The very basics!

         In this section you will have an opportunity to practice winning endgames.   You will need a partner who is willing to practice with you.  The player playing the white pieces should win everytime! Take turns playing the white pieces. You should practice these until you have mastered each one,  always obtaining a win and avoiding any possible embarressing stalemate.  A stalemate occures when the player, whose turn to move, cannot make a legal move, yet is not in check. The game is then called a draw and each player recieves a half of a point in a tournament situation.  Hints are provided at bottom of page!





Here white  has a pawn to the good and should be able to queen it.  It's a little trickier than you think!  Unless you know what you're doing, this situation will usually end as a stalemate. Try it for a while and then check the hints at the bottom of the page if you need to.

a) White to move and queen pawn!



In the problem above, we realize that we only need to be one pawn ahead to win a chess game, as that pawn has the possibility to become a queen! 

If we queen that pawn, then we should always win the game.  See if you can checkmate the king and avoid the stalemate.  There's a rule in chess that states that after the last pawn has been taken or moved, you must checkmate within 50 moves or the game is a draw.

 b) White to move and checkmate!






Here we have two rooks and a king versus a sole king.  White should surely win!  See if you can very systematically checkmate the black king.  It can be done in only six moves by white!

 c) White to move and checkmate!






A rook and king versus a king.  Don't stalemate.  You have but 50 moves to get the mate.  Approach this problem systematically!

d) White to move and checkmate!






Our last problem for this page, but one that makes a very important point!  We'll need this lesson to master some slightly more difficult endgame situations later on.

e) White to move and queen a pawn!






 a) The white king must always stay in front of the pawn.  Black king goes one way (say to the right), white king goes the other way (to the left).


b) The king must help the queen push the black king to the end of the board.  From there the checkmate is easy, but be careful, don't stalemate.


 c) The rooks simply "walks" the king down to the end of the board, putting one rook in front of the other.  However, both rooks will eventually need to move all the way to the right end of the board, as the king gets closer to them, to continue this strategy.

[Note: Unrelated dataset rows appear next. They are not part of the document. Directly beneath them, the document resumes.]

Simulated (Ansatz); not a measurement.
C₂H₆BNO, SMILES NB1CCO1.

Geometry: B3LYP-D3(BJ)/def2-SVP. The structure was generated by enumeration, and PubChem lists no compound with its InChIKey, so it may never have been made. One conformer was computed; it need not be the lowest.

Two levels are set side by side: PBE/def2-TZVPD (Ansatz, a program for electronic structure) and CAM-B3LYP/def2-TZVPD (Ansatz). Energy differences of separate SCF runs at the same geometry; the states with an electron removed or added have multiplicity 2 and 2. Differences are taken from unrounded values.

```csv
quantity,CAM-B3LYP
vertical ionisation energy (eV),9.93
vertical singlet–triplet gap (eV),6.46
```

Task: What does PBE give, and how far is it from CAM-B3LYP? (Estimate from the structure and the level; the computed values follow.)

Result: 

d) The rook and king together pushes the black king to the end of the board or to a corner of the board.  From there the checkmate is always possible, but can be tricky! Don't allow the stalemate.


e) The point here is that the pawns to not need to be defended by the king.  If the black king tries to take the one pawn it can, the other pawn races to become a queen! Obviously, the white king will be needed to move the pawns slowly forwards, but there's no rush to get to the pawns, as they are safe together!